The following op-ed piece appeared in the Sunday New York Times of June 27, 1993.

Another Kind of Closet

by Anna Quindlen

Sometime in the next few weeks the President will decide whether or not to lift the ban on gay men and lesbians in the military. Faced with considerable opposition in Congress, it looks today as though he is likely to settle for a compromise that is politically safe. But it also looks as though that compromise is un-American.

The new policy for allowing gay people to serve in the armed forces -- as they have done since this country was founded -- is known in shorthand as "Don't ask, don't tel." This gives the illusion that sexuality in the service will become a private matter. Illusory it is. Several of the proposed compromises would replace the outright ban on gay soldiers with the creation of a permanent cadre of second-class military men and women. The "don't ask" part makes sense. don't ask potential recruits about their sexual orientation. And don't waste defense dollars digging up rumors of young lesbians in love.
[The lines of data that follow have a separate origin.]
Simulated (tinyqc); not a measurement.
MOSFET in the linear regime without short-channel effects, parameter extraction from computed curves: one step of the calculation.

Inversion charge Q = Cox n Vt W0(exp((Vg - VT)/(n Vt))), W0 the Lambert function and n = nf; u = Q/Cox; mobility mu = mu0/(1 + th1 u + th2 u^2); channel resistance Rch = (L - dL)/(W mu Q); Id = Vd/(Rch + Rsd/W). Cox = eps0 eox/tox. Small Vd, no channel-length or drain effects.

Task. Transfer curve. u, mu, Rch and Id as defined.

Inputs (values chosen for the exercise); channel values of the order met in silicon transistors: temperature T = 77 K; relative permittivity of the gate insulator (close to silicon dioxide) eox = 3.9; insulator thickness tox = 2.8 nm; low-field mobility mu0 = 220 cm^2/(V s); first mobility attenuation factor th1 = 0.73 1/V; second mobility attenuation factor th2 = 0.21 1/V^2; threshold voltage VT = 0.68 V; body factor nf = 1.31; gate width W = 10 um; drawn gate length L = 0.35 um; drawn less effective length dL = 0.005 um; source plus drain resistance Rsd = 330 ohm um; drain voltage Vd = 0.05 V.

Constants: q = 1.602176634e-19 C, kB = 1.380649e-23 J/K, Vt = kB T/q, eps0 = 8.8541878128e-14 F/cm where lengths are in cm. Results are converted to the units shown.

But "don't tell" is something else again. Some of the brass want "don't tell" to include personal conversations. In other words, if Joe wants to tell a fellow soldier that he and Paul are an item, Joe might be accused of a forbidden act called "declaring" his homosexuality.

Another possible compromise allows gay soldiers to serve as long as they don't engage in homosexual conduct on or off base. The Pentagon would become a cousin of the Catholic Church: homosexuals will be tolerated as long as they don't homosex.

Well, any American who has become accustomed to the idea that private conversations are private and what we do in our bedrooms is nobody's business can see there's something peculiar here. Heterosexual soldiers will be able to talk about their love life and live it, too. Gay men and lesbians will become a special silenced underclass, nominally accepted but constantly on guard. Call it compromise; it is still a closet.

The dialogue about gays in the military has not been about gay people at all. Oh, it would have been if it could have been. If some soldiers of Sodom were accused of putting the moves on 21-year-old same-sex recruits, those opposed to lifting the ban would surely have outed them.

But that's not the real story of gays in the American military. They are sad stories, often, of good soldiers who served their country and were badly served by it. They bring to mind the inscription on Sgt. Leonard Matlovich's tombstone: "When I was in the military, they gave me a medal for killing two men and a discharge for loving one."

The debate about gays in the military has been instead about how straight people feel about gay people. It has been about the need to maintain order and discipline, which has been shorthand for suggesting that straight soldiers hate and fear gay people so much that their esprit de corps will crumble with the end to sexual subterfuge.

There's even talk that the ban protects gay people, that they would not be safe from attacks by fellow soldiers if they came out of the closet. This is like saying that the Tailhook incident would never have happened if we'd only let gender prejudice be our guide and kept women out of the service. The threat of violence is no argument against lifting the ban. It is an argument for weeding out thugs whose idea of battle is beating up one of their own.

I've been told in many, many letters that I can't possibly understand the culture of the military because I've never served. Herewith, a source who has, and with distinction:

"The military didn't want blacks in integrated units, or women, and now it doesn't want gays. Well, a soldier may not like every order, or every member of his or her unit, but a good soldier will always follow orders --- and, in time, respect those who get the job done."

That's former Senator Barry Goldwater writing recently in the The Washington Post, advocating the overturn of the ban and reminding conservatives of their basic tenet, the one that seems to elude the movement nowadays, "the believe that government should stay out of people's private lives."

Congress is not with the President on lifting the ban. But on this issue, a matter not of numbers crunching but of civil rights, the President ultimately must live, not with Congress, but with conscience. He should not endorse an ignoble compromise that merely creates another kind of closet. This one's not for the opinion polls. It's for the history books.